Loop for the each address

In [162]:
# Test the defined Method for a value in the Dataset

# result=get_latlang("M5G, Toronto, Ontario")
# result

print(get_latlng("M5G, Toronto, Ontario"))

{'lat': 43.6579524, 'lng': -79.3873826}


##### ReCreate the **torronto_df** datframe from the csv file with Additional columns

In [163]:
toronto_df = pd.read_csv('toronto_neighborhood.csv')
toronto_df['Latitude'] = toronto_df['Longitude'] = ""
toronto_df.head(2)

Unnamed: 0,PostalCode,Borough,Neighborhood,Latitude,Longitude
0,M1B,Scarborough,"Rouge, Malvern",,
1,M1C,Scarborough,"Highland Creek, Rouge Hill, Port Union",,


Add Latitude and Longitude values in the Dataframe

In [168]:
# Loop for every index
for i in toronto_df.index.values:
    # Form the address string
    addr = '{}, Toronto, Ontario'.format(toronto_df.at[i,'PostalCode'])
    # Get the cordinates for address
    cordinates=get_latlng(addr)
    
#     print("Address : {} - codinates {}".format(addr,cordinates))
    toronto_df.at[i,'Latitude'],toronto_df.at[i,'Longitude'] = cordinates['lat'], cordinates['lng']

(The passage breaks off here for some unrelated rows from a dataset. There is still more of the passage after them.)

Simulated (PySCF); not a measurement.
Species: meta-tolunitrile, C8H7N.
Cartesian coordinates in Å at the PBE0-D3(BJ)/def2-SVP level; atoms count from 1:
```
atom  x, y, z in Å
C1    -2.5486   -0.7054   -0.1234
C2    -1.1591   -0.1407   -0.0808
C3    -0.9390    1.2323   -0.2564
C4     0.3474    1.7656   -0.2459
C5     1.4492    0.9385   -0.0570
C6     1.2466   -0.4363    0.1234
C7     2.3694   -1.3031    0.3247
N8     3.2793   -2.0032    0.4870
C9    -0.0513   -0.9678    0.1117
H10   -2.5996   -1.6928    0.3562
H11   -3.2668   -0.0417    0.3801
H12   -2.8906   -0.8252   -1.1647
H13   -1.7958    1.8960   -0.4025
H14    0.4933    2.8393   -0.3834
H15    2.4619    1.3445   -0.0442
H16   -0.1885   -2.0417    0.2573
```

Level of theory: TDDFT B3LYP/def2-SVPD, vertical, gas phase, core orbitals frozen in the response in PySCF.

# View the populated values     
toronto_df.head()

Unnamed: 0,PostalCode,Borough,Neighborhood,Latitude,Longitude
0,M1B,Scarborough,"Rouge, Malvern",43.8067,-79.1944
1,M1C,Scarborough,"Highland Creek, Rouge Hill, Port Union",43.7845,-79.1605
2,M1E,Scarborough,"Guildwood, Morningside, West Hill",43.7636,-79.1887
3,M1G,Scarborough,Woburn,43.771,-79.2169
4,M1H,Scarborough,Cedarbrae,43.7731,-79.2395


###### Save the DataFrame as CSV file for reference

In [171]:
toronto_df.to_csv('toronto_neigh_latlng.csv',index=False)
toronto_df.shape

(103, 5)